The Barrierefreiheitsstärkungsgesetz (BFSG) is Germany's national implementation of the European Accessibility Act, and it has applied since 28 June 2025. If you sell to consumers in Germany, BFSG compliance is now a market-access requirement, not a nice-to-have. The law moves accessibility out of the public sector and squarely onto private businesses, including e-commerce, banking, e-books, and self-service hardware.
This guide explains who must comply, what the BFSG actually covers, and the precise technical baseline you are measured against, WCAG 2.2 Level AA via EN 301 549, so you can scope the work realistically rather than guessing.

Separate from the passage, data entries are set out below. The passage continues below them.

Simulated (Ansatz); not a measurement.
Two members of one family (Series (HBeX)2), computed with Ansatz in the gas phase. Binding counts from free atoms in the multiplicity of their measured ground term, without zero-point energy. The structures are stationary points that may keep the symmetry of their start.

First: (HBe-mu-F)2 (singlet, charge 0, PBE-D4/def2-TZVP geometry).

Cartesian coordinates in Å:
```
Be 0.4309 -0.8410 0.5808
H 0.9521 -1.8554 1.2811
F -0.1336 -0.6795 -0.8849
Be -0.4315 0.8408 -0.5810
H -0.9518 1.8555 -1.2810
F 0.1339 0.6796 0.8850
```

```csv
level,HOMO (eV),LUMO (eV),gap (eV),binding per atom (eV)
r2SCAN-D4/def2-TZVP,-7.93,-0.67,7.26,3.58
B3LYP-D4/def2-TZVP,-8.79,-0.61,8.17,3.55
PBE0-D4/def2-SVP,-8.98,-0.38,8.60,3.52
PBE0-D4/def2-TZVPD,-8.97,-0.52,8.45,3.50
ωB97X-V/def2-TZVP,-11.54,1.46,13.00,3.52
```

How the BFSG fits into the European Accessibility Act
The EU does not regulate accessibility for businesses through a single directly applicable rulebook. Directive (EU) 2019/882, the European Accessibility Act (EAA), sets common obligations, and each member state passes its own law to enforce them. Germany did this through the Barrierefreiheitsstärkungsgesetz. These national laws share the same application date, 28 June 2025, and the same underlying technical standard.
This matters if you sell across borders. The BFSG is Germany's version, but France enforces the EAA through the RGAA and Italy through the Legge Stanca with AgID guidelines. Because these national frameworks all reference EN 301 549 and WCAG, building to one consistent standard covers you across the EU rather than forcing country-by-country rebuilds. For the wider picture, see our overview of the European Accessibility Act.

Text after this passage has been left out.